Distributed Systems

Definition

A distributed system is a collection of independent computers that appears to its users as a single coherent system. The computers communicate by message passing over a network.

Goals

  • Resource sharing: Access remote hardware/software (files, CPUs, printers)
  • Transparency: Hide distribution from users (location, migration, replication)
  • Openness: Standard interfaces allowing heterogeneous systems to interoperate
  • Scalability: Handle growth in users, data, and geography
  • Fault tolerance: Continue operating despite component failures

Challenges

No shared clock: Nodes have independent clocks that drift. No global “now.”

No shared memory: All communication is via messages. Messages may be delayed, reordered, or lost.

Partial failures: Some nodes can fail while others continue. Detecting failures is itself unreliable.

Network partitions: Network can split, cutting communication between groups of nodes.

Fallacies of Distributed Computing (Peter Deutsch)

  1. The network is reliable
  2. Latency is zero
  3. Bandwidth is infinite
  4. The network is secure
  5. Topology doesn’t change
  6. There is one administrator
  7. Transport cost is zero
  8. The network is homogeneous

Clocks and Time

Physical Clocks

Hardware clocks drift. NTP (Network Time Protocol) synchronizes clocks over the network. Typical accuracy: 1-10ms over the internet, sub-millisecond on LAN.

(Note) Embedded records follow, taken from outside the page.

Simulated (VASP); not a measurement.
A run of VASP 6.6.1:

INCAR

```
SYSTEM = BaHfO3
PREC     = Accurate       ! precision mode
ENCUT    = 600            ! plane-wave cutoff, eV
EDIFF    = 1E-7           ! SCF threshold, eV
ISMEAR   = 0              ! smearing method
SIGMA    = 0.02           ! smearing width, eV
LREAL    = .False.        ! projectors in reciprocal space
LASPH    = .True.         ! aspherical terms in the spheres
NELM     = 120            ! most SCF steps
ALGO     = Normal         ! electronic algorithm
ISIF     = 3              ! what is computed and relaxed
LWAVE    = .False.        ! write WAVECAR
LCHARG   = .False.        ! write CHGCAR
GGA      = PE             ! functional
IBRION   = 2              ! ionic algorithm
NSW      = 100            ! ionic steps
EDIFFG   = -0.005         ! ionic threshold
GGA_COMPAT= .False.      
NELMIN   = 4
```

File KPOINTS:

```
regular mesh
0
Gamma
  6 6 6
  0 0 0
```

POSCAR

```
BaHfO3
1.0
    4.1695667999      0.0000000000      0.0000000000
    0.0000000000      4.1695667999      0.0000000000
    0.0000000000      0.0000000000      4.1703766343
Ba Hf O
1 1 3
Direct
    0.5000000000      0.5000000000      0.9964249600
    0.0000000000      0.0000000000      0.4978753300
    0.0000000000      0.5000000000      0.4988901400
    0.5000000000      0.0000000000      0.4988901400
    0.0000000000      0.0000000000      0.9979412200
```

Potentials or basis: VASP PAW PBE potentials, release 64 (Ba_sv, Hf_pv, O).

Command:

Cristian’s algorithm: Client asks server for time, adjusts for round-trip delay.

Clock synchronization cannot achieve perfect accuracy; messages take variable time.

Logical Clocks

Lamport timestamps: Capture happens-before relationships.

  • Each process maintains a counter
  • Increment on each event
  • Send counter with message
  • On receive: counter = max(local, received) + 1

If A → B (A happens before B), then L(A) < L(B). But L(A) < L(B) does NOT mean A → B (only a necessary condition, not sufficient).

Vector clocks: Each process maintains a vector of counters (one per process).

  • Precisely capture causal relationships
  • V(A) < V(B) iff A causally precedes B
  • Can detect concurrent events (neither happened before the other)

CAP Theorem (Brewer’s Theorem)

A distributed system can guarantee at most two of:

  • Consistency: Every read sees the most recent write
  • Availability: Every request receives a response (not an error)
  • Partition tolerance: System continues operating despite network partitions

Since partitions are unavoidable in real networks, systems must choose CP or AP.

CP: Consistent but may reject requests during partition (etcd, HBase, ZooKeeper) AP: Always available but may return stale data during partition (Cassandra, DynamoDB, CouchDB)

PACELC (extension): Also considers the latency-consistency tradeoff even without partitions.

Consistency Models

From strongest to weakest:

Model Description
Linearizability Operations appear atomic, as if on one machine
Sequential consistency All processes see same order of operations
Causal consistency Causally related operations seen in order
Eventual consistency All replicas converge to the same value eventually

Eventual consistency: If no new updates, all replicas eventually return the same value. Allows for high availability and performance. Used by DNS, Amazon S3, Cassandra.

Consensus

Agreement among distributed nodes on a single value despite failures.

Requirements:

  • Agreement: All correct nodes decide the same value
  • Validity: The decided value was proposed by some node
  • Termination: All correct nodes eventually decide

FLP Impossibility: In an asynchronous system with even one crash-failure, consensus is impossible. (Fischer, Lynch, Paterson 1985)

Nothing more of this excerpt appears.